What did Hardaway have to say in the Derrick Rose debate? He told Shannon J. Owens of the Orlando Sentinel:
My thing is, you’re damned if you do and damned if you don’t. It’s just one of those situations because I remember when I was in Phoenix, I played with a torn meniscus. Tim Duncan sat out [with the Spurs with an injury] and didn’t play and he didn’t get criticized for not playing and I didn’t get praise for playing. So it’s just one of those situations. And now he’s still playing and I’m out because of my knee injury. You have to be smart about it. If [Derrick Rose] is not physically ready…even if he’s not mentally ready, he shouldn’t go out there. They’re not going to go out there and beat the Heat. If I was Chicago, I would come out and say we don’t want him to come back, we want him to be OK. And let the fans be mad at them and not him.
Rose certainly knows he is stuck between a rock and a hard place. Hardaway might have been able to have a longer career and recover more quickly if he had not played at that point. It really is that difficult of a decision. Rose is not, at this point it seems, willing to take the risk that Hardaway took back then. And Hardaway was much further into his career.
Rose is more like Duncan in this situation, just starting off his career and unwilling to risk further injury to try and get out of the first round. There are bigger fish to fry, it would seem. Rose is only coming back when he feels comfortable and confident enough to return at 100 percent.
Grant Hill probably has the most famous Playoff injury ending up catastrophic. Hill played on a broken ankle for much of the 2000 Playoff series against the Heat. Hill was set to become a free agent that summer and would sign with the Magic (while on crutches), but still felt the obligation to go out and play for his team in the postseason.

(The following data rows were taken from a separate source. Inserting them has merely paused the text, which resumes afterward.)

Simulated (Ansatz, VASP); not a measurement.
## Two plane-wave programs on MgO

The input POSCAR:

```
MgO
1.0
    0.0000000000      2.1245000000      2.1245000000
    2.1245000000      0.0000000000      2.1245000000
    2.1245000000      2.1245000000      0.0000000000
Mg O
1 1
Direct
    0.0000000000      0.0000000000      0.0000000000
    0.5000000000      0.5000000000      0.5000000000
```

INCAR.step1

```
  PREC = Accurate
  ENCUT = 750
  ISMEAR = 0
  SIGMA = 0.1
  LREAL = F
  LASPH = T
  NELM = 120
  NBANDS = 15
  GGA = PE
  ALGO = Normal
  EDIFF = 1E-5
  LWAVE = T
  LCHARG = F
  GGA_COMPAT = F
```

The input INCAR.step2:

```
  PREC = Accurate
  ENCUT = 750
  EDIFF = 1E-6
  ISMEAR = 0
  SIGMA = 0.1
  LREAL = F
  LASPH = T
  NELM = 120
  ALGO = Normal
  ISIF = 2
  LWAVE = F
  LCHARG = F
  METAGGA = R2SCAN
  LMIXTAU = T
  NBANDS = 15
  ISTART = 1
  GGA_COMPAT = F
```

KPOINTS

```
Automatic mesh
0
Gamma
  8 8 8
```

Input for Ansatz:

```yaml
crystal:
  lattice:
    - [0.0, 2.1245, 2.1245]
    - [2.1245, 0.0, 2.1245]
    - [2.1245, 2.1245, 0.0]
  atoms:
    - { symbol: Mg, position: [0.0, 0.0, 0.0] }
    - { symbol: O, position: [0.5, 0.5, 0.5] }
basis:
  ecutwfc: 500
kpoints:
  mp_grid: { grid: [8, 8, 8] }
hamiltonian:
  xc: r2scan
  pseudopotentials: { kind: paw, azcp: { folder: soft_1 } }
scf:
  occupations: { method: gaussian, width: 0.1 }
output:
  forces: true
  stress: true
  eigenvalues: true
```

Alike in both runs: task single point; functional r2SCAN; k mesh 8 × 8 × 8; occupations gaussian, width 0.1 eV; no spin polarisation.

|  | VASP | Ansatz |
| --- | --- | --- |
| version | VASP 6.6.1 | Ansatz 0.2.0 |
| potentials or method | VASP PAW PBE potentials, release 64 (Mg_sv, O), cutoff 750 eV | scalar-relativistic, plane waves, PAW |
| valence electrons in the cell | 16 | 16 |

Like Hardaway, Hill was a four-time All-NBA Second Team selection and a one time First Team selection. He was a constant presence for the NBA's All-Star starting lineup and the heir apparent to his "Airness."
Hill pushed himself to return from the ankle injury only to injure it again and again and again, succumbing to the pressure of his $93 million contract.
Hill told Jonathan Mahler of Bloomberg Sports that he does wonder what would have happened in his career if he sat out an entire season without pushing himself to play and whether that would have extended his career any. What Hill did say was that the Bulls should come out and say whether Rose is truly done for the season one way or the other.
Rose has created this storm by leaving everyone in limbo — including himself. He may have done so with the best of intentions. Now we are all left guessing.
At least until tip off in tonight's Game Three in Chicago.